New Lincoln School | |
---|---|
Address | |
31 West 110th Street , 10026 United States | |
Information | |
School type | private, progressive |
Established | 1948 |
Status | closed |
Closed | 1988 |
CEEB code | 333845 |
Grades | K-12 |
Average class size | 20 |
Color(s) | blue and gold |
Newspaper | Lincoln Live Wire |
Website | http://www.newlincoln.org/ |
The New Lincoln School was a private experimental coeducational school in New York City enrolling students from kindergarten through grade 12.
New Lincoln's predecessor was founded as Lincoln School in 1917 by the Rockefeller-funded General Education Board as "a pioneer experimental school for newer educational methods," under the aegis of Columbia University's Teachers College. [1] In 1941 Teachers College merged Lincoln School with Horace Mann School, which it operated as a demonstration school. When Teachers College closed down the combined school in 1946, parents of Lincoln School enrollees established the New Lincoln School in 1948 as "an extension of the philosophy which made those [predecessor] schools famous," i.e., to carry on the tradition of progressive, experimental education, concentrating on the individual child, offering an interdisciplinary core program as well as electives in elementary grades, and emphasizing the arts. [2]
In 1956, the school acquired the former Boardman School on East 82nd Street and moved its Lower School (through second grade) to that campus, under the coordination of Terry Spitalny.
In 1974, the school moved to 210 East 77th Street. [3] The school merged with the Walden School in Fall 1988 to become the New Walden Lincoln School, [4] which ultimately closed in Summer 1991.
The progressive education movement had a significant impact on curriculum and instruction in American schools. [5] For example, as a demonstration school, New Lincoln, like its predecessors, attracted widespread attention, including about 1,000 visitors each year. [6] Eleanor Roosevelt attended the school’s tenth anniversary celebration and conference and wrote in her syndicated newspaper column that “this day was one of the most stimulating that I have spent in a long time.” [7]
The New Lincoln School building had previously been the 110th Street Community Center. [8] An eight-story building that had been recently renovated and had a swimming pool in the basement, it was further renovated to meet the new school's needs of a cafeteria, classrooms, laboratories, and a library.
After the school closed the West 110th Street site became home to the Lincoln Correctional Facility, a minimum-security work-release center, [9] which itself closed in 2019. The East 77th Street campus has been occupied by the Birch Wathen School since 1989. [10]

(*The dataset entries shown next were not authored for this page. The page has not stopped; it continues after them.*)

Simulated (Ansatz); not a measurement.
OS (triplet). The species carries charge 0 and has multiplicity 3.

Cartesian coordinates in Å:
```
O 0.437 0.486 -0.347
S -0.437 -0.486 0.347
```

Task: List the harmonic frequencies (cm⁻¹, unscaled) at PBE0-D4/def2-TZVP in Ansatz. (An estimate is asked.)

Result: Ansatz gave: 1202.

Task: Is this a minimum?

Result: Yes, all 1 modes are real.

The curriculum was centered on Core, a combination of Social Studies and English. Other subjects were tied in to Core as much as possible, for instance, songs chosen for Music class or projects chosen for Home Economics. Each class put on a play each year arising from their Core studies. Core was designed to focus on the real world as experienced by the students. Thus when the 5th-6th grades studied their city, New York, there was a section on Tunnels and Bridges, as well as one on History; and when a 7th-8th grade class studied Japan they built a “house” of homemade shoji screens in their classroom. Science, Art, and Math were generally not linked to Core, but still emphasized hands-on approaches to learning.
Instruction was individualized, with individual exploration and small work groups greatly encouraged. Seating plans were generally informal, and most teachers were called by their first names. Foreign language instruction, French and Spanish, began in the eighth grade.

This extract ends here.